March 30, 200718 yr I have an inventory table and a Price table. The price table stores the date and sell price. The table is join using the Inventory ID. In the price table, user enter records as follow Date (dd/mm/yy) Sell Price 01/03/07 $5 15/03/07 $6 01/04/07 $7 15/04/07 $5 They can enter as many records as they wanted. From the inventory table, I like to be able to get the right selling price from the price table , depending on the current date. For example, today I should get $6 as sell price. Then when 01/04/07 comes, the sell price should automatically change to $7. The when 15/04/07 comes, the sell price should change to $5. If I do not enter any more record in the price table, this $5 will take effect forever. I tried doing this in relationship but somehow I cannot get the correct price. Any help will be much appreciated
March 30, 200718 yr Try: Inventory::cToday ≥ Price::Date where cToday is an unstored calculation of current date. The relationship needs to be sorted on the Price side by Date, descending. Then place the price field on a layout of inventory. You haven't mentioned this, but it seems natural that the relationship should also match on a ProductID field.

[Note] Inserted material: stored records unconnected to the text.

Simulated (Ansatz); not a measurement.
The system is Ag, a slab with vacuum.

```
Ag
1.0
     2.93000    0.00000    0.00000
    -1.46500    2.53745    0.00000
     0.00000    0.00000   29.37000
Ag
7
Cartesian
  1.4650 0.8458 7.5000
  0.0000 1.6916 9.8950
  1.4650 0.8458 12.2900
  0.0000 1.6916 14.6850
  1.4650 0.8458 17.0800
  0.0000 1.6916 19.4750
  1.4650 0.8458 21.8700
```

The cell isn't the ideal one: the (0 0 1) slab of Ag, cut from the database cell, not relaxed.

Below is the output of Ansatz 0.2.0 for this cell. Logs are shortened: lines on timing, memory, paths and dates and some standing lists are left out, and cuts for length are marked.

March 31, 200718 yr Author I did that but the price field does not return the correct value. It is suppose the return the first value of the price table. But it is return other value down the list randomly. For example I entered the following in the price table Date Price 31/3/07 $10 30/3/07 $9 29/3/07 $8 28/3/07 $7 The correct value should be $10 (for today 31/3/07). But price field in the inventory layout shows $8. This is not correct. It is random. If I delete 29/3/07, then it is returning $9
March 31, 200718 yr Computers do NOTHING randomly, so there must be a problem in your implementation. proof.fp7.zip
April 1, 200718 yr Author Hi, Thanks for your "proof ". Now I see what I have done wrong. You are a great help.